Hacker Newsnew | past | comments | ask | show | jobs | submitlogin
GHunt – An OSINT tool to extract information about a Google account (github.com/mxrch)
247 points by jennifer_lopez on Oct 3, 2020 | hide | past | favorite | 39 comments


Unless something changed lately, this is a little deceiving.

If you check your own account, it finds albums and can even download some shared photos.

If you check the same account but using another account's cookies… surprise surprise, "No album" appears.

# Own account

    Name: ---public name----

    Last profile edit : 2019/12/01

    Email : ----------@gmail.com
     Google ID : ------id------

    Hangouts Bot : No

    Activated Google services :
     - Photos
     - Maps

    Google Photos : https://get.google.com/albumarchive/------id------
     => 4 albums, 50 photos

    Searching metadata...
     [+] 1 device found !

    - Apple iPhone 7 (40 pics) [2017/01/1]
     -> 1 Firmware found !
     --> 10.3.0 [2017/01/1]

    Google Maps : https://www.google.com/maps/contrib/------id------/reviews
     => 167 reviews found !

    Probable location (confidence => Okay) :
     - --------, ----------

# Other account

    Name: ---public name----

    Last profile edit : 2019/12/01

    Email : ----------@gmail.com
     Google ID : ------id------

    Hangouts Bot : No

    Activated Google services :
     - Photos
     - Maps

    Google Photos : https://get.google.com/albumarchive/------id------
     => No album

    Google Maps : https://www.google.com/maps/contrib/------id------/reviews
     => No reviews


From the readme:

> 02/10/2020 : Since few days ago, Google return a 404 when we try to access someone's Google Photos public albums, we can only access it if we have a link of one of his albums. Either this is a bug and this will be fixed, either it's a protection that we need to find how to bypass. So, currently, the photos & metadata module will always return "No albums" even if there is one.

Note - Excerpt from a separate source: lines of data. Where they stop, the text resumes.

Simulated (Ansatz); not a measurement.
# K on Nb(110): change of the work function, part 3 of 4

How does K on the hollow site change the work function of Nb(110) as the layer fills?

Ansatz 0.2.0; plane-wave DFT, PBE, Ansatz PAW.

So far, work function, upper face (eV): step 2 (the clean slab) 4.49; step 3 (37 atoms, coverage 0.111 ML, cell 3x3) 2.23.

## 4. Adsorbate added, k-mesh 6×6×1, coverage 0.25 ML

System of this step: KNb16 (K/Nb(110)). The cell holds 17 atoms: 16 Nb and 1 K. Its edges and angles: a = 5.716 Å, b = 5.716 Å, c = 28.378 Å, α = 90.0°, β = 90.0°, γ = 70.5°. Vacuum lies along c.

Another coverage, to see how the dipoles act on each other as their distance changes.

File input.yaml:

I hate these date formats. I wish folks would use the iso standard YYYY-MM-DD


Agreed.

However YYYY-MM-DD is symmetric to DD-MM-YYYY ...


Dash positions say otherwise


Yeah, when I read a date and try to make sense of it I try below- but also often not correct:

. == day month year

/ == month day year

- == year month day


I don't understand what you are trying to say. YYYY-MM-DD is the reverse of DD-MM-YYYY and the other way round.


How convenient that this repo was published just a day too late. Now it’s just advertising something that it doesn’t do, either because it never did or because Google fixed it. I think it’s the former.


Doesn't really work for Google accounts that have reasonable privacy configuration, in which case it only tells you the email (which you specified), the account ID, the main account name and last profile edit. Of these the main account name might be the real name for many people, but I don't think that's required. The account name is also publicly used by Google in a whole bunch of places (e.g. when you read a Google Docs doc).

It also lists Youtube channels with similar names, which is generally wrong.


I think even if 99% of google users have strict privacy, this tool is still worth it for data brokers as they can run email lists of millions of users.

And every data about a user that can be connected to the rest of the master data is gold as its all about the network effect.

edit: https://imgur.com/a/o2petUC

here is a good example. The white box is from a publically available dataleak of a site called SexDating.se. its 10 years old db. but still i managed to extract the name of the person even though the original DB had no identifiers apart from this gmail.


This seems to be interesting, but I couldn't actually fetch android device information from the targets I have tried; THAT seemed to be private information that nobody should access, along installed apps.

Everything else seems just crawling/pinging for publicly available information.

Maybe the "Probable Location" is something a bit private if somebody didn't publish it in google maps explicitly... but then, it's not accurate.

It seems more of a tool for getting awareness of what information you're publishing on google, rather than something to actually fetch private info.


I agree with this. I'm worried about the probable location though, because I've realized that people tend to post reviews (even if it's a one-off) in a location where they live. All the probably locations it was able to guess, it was right.


Don't post reviews all around where you live, then.

But, actually the city where I live is a public information... it's on my linkedin profile, etc. I don't actually care.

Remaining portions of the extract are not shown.